Incumbent Trinidad and Tobago Football Association (TTFA) president Raymond Tim Kee has vowed to seek reelection at the football body’s presidential elections and annual general meeting on 29 November 2015.

Tim Kee, who has over two decades of experience on the TTFA executive, had been evasive about his intentions in recent months. However, the Port of Spain Mayor and PNM Treasurer announced his reelection bid, via a press release, after DIRECTV W Connection Football Club president David John-Williams threw his hat in the ring last week.

“I will stand,” stated Tim Kee, via press release. “I am ready and motivated to go for another term…

“As president I have a duty to serve all members of the association and like I have done during my first term, I will do my best to fulfil that responsibility without fear or favour, without discrimination. And with the sole objective of upholding the statutes and regulations of the TTFA, once given that opportunity for a second term.”

Tim Kee’s decision sets the stage for the first presidential contest in the TTFA for over two decades. In November 2012, Tim Kee was appointed unopposed after challenger Colin Murray withdrew his nomination.

Disgraced former FIFA vice-president Jack Warner claimed that he paved the way for Tim Kee’s ascension to the local football throne, although the latter figure denied the assertion.

Tim Kee, who is also a member of the CONCACAF Associated Championships Committee and the FIFA Futsal Committee, is asking football stakeholders for the opportunity to build on the TTFA’s “successes.”

“A new term in office gives the FA the chance to build on our successes,” said Tim Kee, “to fix our shortcomings and to set new milestones to put the game on a stronger footing in Trinidad and Tobago.”

Tim Kee’s presidency has been a mixed bag at best.

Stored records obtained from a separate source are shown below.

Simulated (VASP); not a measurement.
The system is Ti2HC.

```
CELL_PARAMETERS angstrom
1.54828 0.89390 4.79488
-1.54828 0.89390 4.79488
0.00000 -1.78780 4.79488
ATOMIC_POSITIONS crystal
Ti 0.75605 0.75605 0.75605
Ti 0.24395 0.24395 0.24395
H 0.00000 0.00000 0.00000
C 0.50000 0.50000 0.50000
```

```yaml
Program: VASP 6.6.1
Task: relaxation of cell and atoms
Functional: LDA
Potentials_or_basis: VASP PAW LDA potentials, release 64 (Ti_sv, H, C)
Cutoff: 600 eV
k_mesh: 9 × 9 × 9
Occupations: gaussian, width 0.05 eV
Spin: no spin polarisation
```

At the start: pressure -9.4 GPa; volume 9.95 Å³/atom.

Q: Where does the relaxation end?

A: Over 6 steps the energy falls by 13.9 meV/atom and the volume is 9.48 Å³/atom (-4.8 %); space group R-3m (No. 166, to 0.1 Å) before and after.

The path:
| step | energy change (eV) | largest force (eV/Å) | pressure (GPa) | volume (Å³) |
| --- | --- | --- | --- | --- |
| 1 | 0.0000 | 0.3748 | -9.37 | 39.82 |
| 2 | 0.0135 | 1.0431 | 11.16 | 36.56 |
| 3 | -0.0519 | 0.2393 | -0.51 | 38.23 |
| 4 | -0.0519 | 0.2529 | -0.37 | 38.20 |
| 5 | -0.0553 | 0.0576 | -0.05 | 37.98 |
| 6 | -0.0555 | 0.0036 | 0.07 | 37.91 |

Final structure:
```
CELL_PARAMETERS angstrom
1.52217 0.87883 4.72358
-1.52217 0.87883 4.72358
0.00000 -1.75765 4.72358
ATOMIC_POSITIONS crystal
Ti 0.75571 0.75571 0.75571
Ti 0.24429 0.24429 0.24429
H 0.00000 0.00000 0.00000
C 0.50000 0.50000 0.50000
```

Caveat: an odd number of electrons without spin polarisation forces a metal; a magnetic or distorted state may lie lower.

The “Women Soca Warriors” came within a whisker of a historic place at the Canada 2015 Women’s World Cup. And the National Senior Men’s Team ended a six-year absence from the CONCACAF Gold Cup to advance to the quarterfinal stage of the 2013 and 2015 editions.

However, the TTFA continued to be plagued by charges of incompetence and mismanagement with a mysterious alleged licensing fee for an Argentina friendly, a controversial fundraiser for deceased ex-World Youth Cup player Akeem Adams, an aborted 2014 Caribbean Cup players strike, a shocking pre-CONCACAF Women’s Championship training camp, claims of dishonesty and dictatorial behaviour by his own executive committee members and a persistent failure to raise private sector funding among the public embarrassments.

Earlier this year, FIFA froze funding to the TTFA due to its failure to presented audited accounting books to the governing body.

Tim Kee, who fulfilled his promise of an updated constitution for the TTFA earlier this year, will let football’s stakeholders decide if he is the best man for the job on November 29.